Icons
The series begun in 2011, Icons, requires a more detailed (ex-)planation, since even its title is not to be understood unambiguously. What, then, is meant by an icon?
In modern usage this word is employed in an inflationary manner and appears wherever an omni-representative figure is spoken of, a symbol that embodies a particular matter according to the principle of pars pro toto. Yet this profanisation stands in irreconcilable opposition to the religious meaning of the icon, which depicts the word of God. And it is precisely the root image that does great justice to the Greek origin εἰκών (eikṓn), meaning image, effigy. The icon in the religious sense, however, is not only the symbiosis of divine word and image, but likewise the very likeness of the object. Therefore the English term a likeness is already misleading again, although this translation is also listed in Henry G. Liddell’s Greek–English Lexicon of 1883. In the strict sense, a likeness implies that the underlying object is represented on an abstract level, whereas the image in the sense of image = object represents the same itself. What is at stake here is therefore a narrow ridge between unadulterated reproduction and a certain degree of abstraction.
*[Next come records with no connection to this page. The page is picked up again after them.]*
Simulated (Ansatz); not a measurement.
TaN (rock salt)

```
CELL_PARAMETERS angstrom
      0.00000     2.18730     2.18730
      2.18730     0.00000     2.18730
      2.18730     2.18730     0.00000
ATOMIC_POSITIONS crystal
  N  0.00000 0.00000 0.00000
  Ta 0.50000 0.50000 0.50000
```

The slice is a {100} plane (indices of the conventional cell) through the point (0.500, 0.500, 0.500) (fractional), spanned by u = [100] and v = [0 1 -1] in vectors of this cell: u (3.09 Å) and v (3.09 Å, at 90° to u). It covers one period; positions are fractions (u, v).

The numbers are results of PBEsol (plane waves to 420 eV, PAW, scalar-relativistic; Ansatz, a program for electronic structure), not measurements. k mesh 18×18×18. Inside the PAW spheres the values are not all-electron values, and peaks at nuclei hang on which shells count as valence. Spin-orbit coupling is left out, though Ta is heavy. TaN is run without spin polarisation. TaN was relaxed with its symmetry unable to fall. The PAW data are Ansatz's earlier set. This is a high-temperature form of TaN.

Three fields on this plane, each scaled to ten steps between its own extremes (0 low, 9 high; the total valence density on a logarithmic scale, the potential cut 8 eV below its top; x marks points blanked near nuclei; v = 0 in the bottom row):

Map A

These subtle lines of thought and models of distinction and explanation already occupied the Church Fathers, as a result of which disputes over images and prohibitions arose, although fundamentally it was only a matter of proclaiming the Christian Truth. Nevertheless, East and West Churches remain divided over this form of representation to this day, and it must be emphasised that icons are not to be equated with devotional images (as omnipresent in the Roman Catholic Church): whereas devotional images retell and interpret religious scenes — that is, depict them — icons directly embody what they show.
My works within this demanding autopoietic system belong neither to the one nor to the other complex: they are neither to be understood as a profanisation or de-religionisation of Christian symbolism, nor do they presume to approach the supernatural sphere of a consecrated icon. They adopt certain attributes of classical Byzantine icon painting, almost always taking existing and traditional hagiographies as their basis, and then collide brutally with modern forms of representation which, through the overextension of abstraction, are entirely removed from their religious origin. This procedure, however, in no way serves the pseudo-critical “consideration” undertaken by modern artists and “scholars”, according to which Christian concepts of thought and interpretations of the world — the supposed explainability of everything — are denounced as fairy-tale nonsense and their adherents as oligophrenic idiots. Rather, these representations are to be seen as products of a millennia-long tradition in a new light; it already suffices to let this light fall upon the images from another direction in order to evoke a shift of perspective.
On the one hand, the narratives are based on documented martyrdoms; on the other, I also invent entirely new image types with their own attributes, as the self-portraits demonstrate. Here it is not my aim to portray myself as a saint; rather, I tell little stories which, however, in this form cannot be attributed to any already existing saint. Furthermore, in the years 2022 and 2023 I subjected my Icons once again to a large-scale and meticulous reworking, whereby the earlier versions were not completely erased, so that remnants can still be discerned on the surface. This vibration between old and new is intended to make clear the conceptual condition of icons in the here and now, since the paintings too, after a decade of existence, tell their own stories, which in a certain sense could again be described as self-referential. Moreover, through the procedure of palimpsesting I refer metatextually to the reuse of medieval manuscripts, in which the writing surface was scraped and washed in order to be written on anew, while the layer of script beneath was not entirely erased, but could re-emerge from the depths.